November 27, 2014
November 26, 2014
November 25, 2014
Condominium and Homeowner Association Board Member Fiduciary Duties. The Impending Statute of Limitation for Hurricane Wilma Claims.
Board members of homeowner’s associations and townhome associations owe fiduciary duties to the other homeowners for whom they serve. When particular attention is not paid, board members may inadvertently breach their duties and thereby expose themselves to liability and expense. This article looks at the general rules governing Board member duties with a special emphasis on the law in Florida. We then examine how a failure to properly investigate a loss or damage to the association’s property may breach a director’s duties and cause an association to lose valuable property rights – currently or in the future. Property managers should be alert to these issues and assist their association clients in identifying issues where these principles lie. The principles discussed often apply in other states as well.
- A director shall discharge his or her duties as a director, including his or her duties as a member of a committee: (a) in good faith; (b) with the care an ordinarily prudent person in a like position would exercise under similar circumstances; and (c) in a manner he or she reasonably believes to be in the best interests of the corporation.
- First determine whether the terms of the proposed transaction are at least as favorable to the corporation and its shareholders as might be available from unrelated persons or entities; secondly determine whether the proposed transaction is reasonably likely to further the corporation’s business activities; and third ensure that the process by which the decision is approved or ratified is fair.

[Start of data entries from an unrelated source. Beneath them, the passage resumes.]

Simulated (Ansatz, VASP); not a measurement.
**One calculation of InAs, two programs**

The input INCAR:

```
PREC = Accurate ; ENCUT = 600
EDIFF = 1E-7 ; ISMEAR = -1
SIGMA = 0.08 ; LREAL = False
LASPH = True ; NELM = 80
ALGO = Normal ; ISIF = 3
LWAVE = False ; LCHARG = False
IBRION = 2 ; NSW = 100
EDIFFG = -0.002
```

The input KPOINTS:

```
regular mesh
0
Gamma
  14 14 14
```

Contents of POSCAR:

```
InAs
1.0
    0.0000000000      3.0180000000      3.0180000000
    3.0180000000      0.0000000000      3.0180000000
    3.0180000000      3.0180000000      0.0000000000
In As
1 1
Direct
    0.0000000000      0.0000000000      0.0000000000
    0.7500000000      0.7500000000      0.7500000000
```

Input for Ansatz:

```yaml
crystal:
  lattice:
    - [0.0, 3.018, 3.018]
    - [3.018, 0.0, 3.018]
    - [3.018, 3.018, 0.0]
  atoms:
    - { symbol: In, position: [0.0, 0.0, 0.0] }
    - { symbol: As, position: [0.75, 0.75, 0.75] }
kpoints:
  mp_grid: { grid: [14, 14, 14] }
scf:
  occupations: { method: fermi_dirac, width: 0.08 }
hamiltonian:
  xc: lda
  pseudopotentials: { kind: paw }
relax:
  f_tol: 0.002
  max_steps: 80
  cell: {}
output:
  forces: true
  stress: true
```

- The association’s property insurance policy is a substantial asset purchased by the association and constitutes part of the association’s capital.
- Board members are responsible as fiduciaries to the association members to capture all available benefits under the association’s insurance policies.
- In the event of a catastrophic loss such as Hurricane Wilma, one and possibly more association policies are likely to provide replacement coverage for most association property damaged in the loss, including major building components such as sliding glass doors, windows, roof, exterior cladding and interior damaged by water intrusions through openings or leaks created by the storm.
- In Florida if any damage to association property was caused by Hurricane Wilma, the property insurance policy is triggered, regardless whether the damage caused by the storm may have been originally estimated by an insurance company to amount to less than the deductible under the policy – it is highly likely that original estimate is low because many types of damage require expert evaluation to verify. The accuracy of the insurance company’s estimate must be verified by the Board using its own experts. Relying on the insurance company’s experts is not reasonable.
- In order to satisfy the fiduciary duty Board members owe to association members, Board members should have a credible opinion from someone with verifiable expertise in evaluating insurance claims for Policyholders about whether the response of an insurance company to a loss claim was reasonable – Board members cannot reasonably rely on the insurance company’s determination.
- The coming crisis for Board members is the statute of limitation for Wilma claims, which will bar any claim against an insurance company that is not filed in court by October 24, 2010.
- Whether current Board members properly met their fiduciary duties to obtain all available insurance benefits for a Wilma property loss will be revealed during the next catastrophic loss cycle – insurance companies will deny coverage for damages they can argue were caused by Hurricane Wilma, and never repaired, when claims are made for the next major wind or other large loss event.
- Whether Board members sitting at the time the statute of Limitation passed met their duties to pursue insurance claims for Wilma losses before October 24, 2010 will be examined by a later Board faced with a denial of coverage at the time of the next large loss. Current Board members need to have the the insurance carrier’s claim decision regarding Hurricane Wilma losses properly evaluated well in advance of the October 24, 2010 deadline. If further action in the claim process must be taken, a reasonable period of time is necessary to either resolve the claim, or know suit must be filed before October 24, 2010.
- Claims already adjusted may be reopened, if appropriate, even if a payment was made or the loss was estimated below the deductible. Legal practitioners have seen a pattern of chronic underpayment of claims by insurance carriers where policyholders do not have proper representation.
- Finally, current Board members may reasonably rely on the opinions of persons with verifiable expertise, such as Public Adjusters and certain law firms who emphasize in their practice first party insurance coverage representing only Policyholders. An opinion from a person with verifiable expertise that benefits under an insurance policy have, or have not been, sufficiently pursued will protect Board members in the discharge of their fiduciary duties.